RAINCOAT: Randomization in Secure Nano-Scale Microarchitectures
In order to maintain the increasing chip performance while simultaneously advancing miniaturization, manufactures of modern memory- and processing units are increasingly relying on highly optimized, parallelized microarchitectures. With recent microarchitectural attacks like Rowhammer, Spectre and Meltown, it has been demonstrated, that such optimizations may cause unforeseen security risks. With the introduction of novel nano-technology, this trend towards miniaturization of hardware components will continue. The aim of the project is to investigate the security-relevant implications of new technology building blocks, such as NRAM, and to develop countermeasures for possible attack vectors. At the same time, existing security gaps, induced e.g. by branch predictors, are to be closed. Such measures must not cancel out the performance advantage of the new technologies. Therefore, the special focus lies on randomization-based countermeasures. These methods have already proven to be particularly suitable in the area of runtime attacks (e.g., buffer overflows).

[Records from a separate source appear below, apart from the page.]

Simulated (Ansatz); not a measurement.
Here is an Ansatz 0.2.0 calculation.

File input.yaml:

A large number of security problems in digital systems arise from the interfaces between hardware and software. During the last two years, attacks targeting these interfaces rapidly gained popularity and thus pose a continuously growing threat by undermining higher level security assumptions, in many cases bypassing also applied countermeasures. With increasing integration density on the hardware level and exacerbating security policies on the software level, the era of nano technology will open up new options for hardware-based attacks in the ongoing arms race between researchers and attackers.
The technical glue between hardware and software is defined by the microarchitectural level onwhich a variety of attacks have recently been discovered some of them at a very subtle layer. Concluding the current situation, it has turned out that a number of microarchitectural and side channel attacks are neglected by hard- and software manufacturers so far. In addition to that last few years have seen a tremendous increase in hardware based attacks. Transient attacks leverage speculative behavior of modern CPUs to bypass higher level process isolation techniques. Meltdown and Spectre, probably the most popular hardware based attacks, exploit speculative execution on branches and out-of-order execution techniques that are commonly implemented as performance optimizations in modern CPUs. With speculative execution, the processor aims to predict whether a conditional branch is taken or not. If anticipated correctly, the CPU saves execution time as instructions following the conditional branch can already be executed in parallel. If not, the processor discards the results of speculative execution and performs a rollback to the pre-branch state. Similarly, out-of-order execution allows the processor to rearrange the order of independent instructions and thus avoiding stalls that would occur if two consecutive instructions were dependent on each other. If an instruction raises an exception, prior out-of-order executed instructions might never be reached, requiring an execution rollback.While these performance enhancing methods have been available in mainstream CPUs for decades, it became only recently known that they induce major security challenges, mainly because speculatively executed instructions do have an impact on the microarchitectural cache state. Given the rise of microarchitectural and other hardware-oriented attacks and the lessons learned in recent years, we are in need of enhanced and dynamic security mechanisms that follow the upcoming transition from traditional technology towards nano electronics. However, the efficient implementation of accordingly adapted security countermeasures and randomization-augmented architectures is an open field of research. Goal of this project is the development, security analysis and evaluation of a novel randomizationaugmented microarchitecture with respect to the technological challenges in nano-scale technology, including the efficient generation, sharing and distribution of randomness.
The chair Secure Software Systems at the University of Duisburg Essen is mainly engaged in research on practical problems of system and software security. Special focus is on the development of security technologies against runtime attacks (software exploits) for different computer architectures. Further research areas are operating system security, trusted computing, mobile security and hardware-based software security.
The chair, headed by Prof. Dr.-Ing. Lucas Davi, is part of the DFG Cluster of Excellence CASA.
The chair Security Engineering at Ruhr-University Bochum researches in the field of IT security on hardware level.This includes the analysis of hardware platforms for security against side-channel and fault attacks as well as the development of secure hardware accelerators for different computer architectures. Further research areas are formal verification and quantum secure encryption methods.
The chair, headed by Prof. Dr.-Ing. Tim Güneysu, is part of the DFG Excellence Cluster CASA and the Horst Görtz Institute for IT Security (HGI).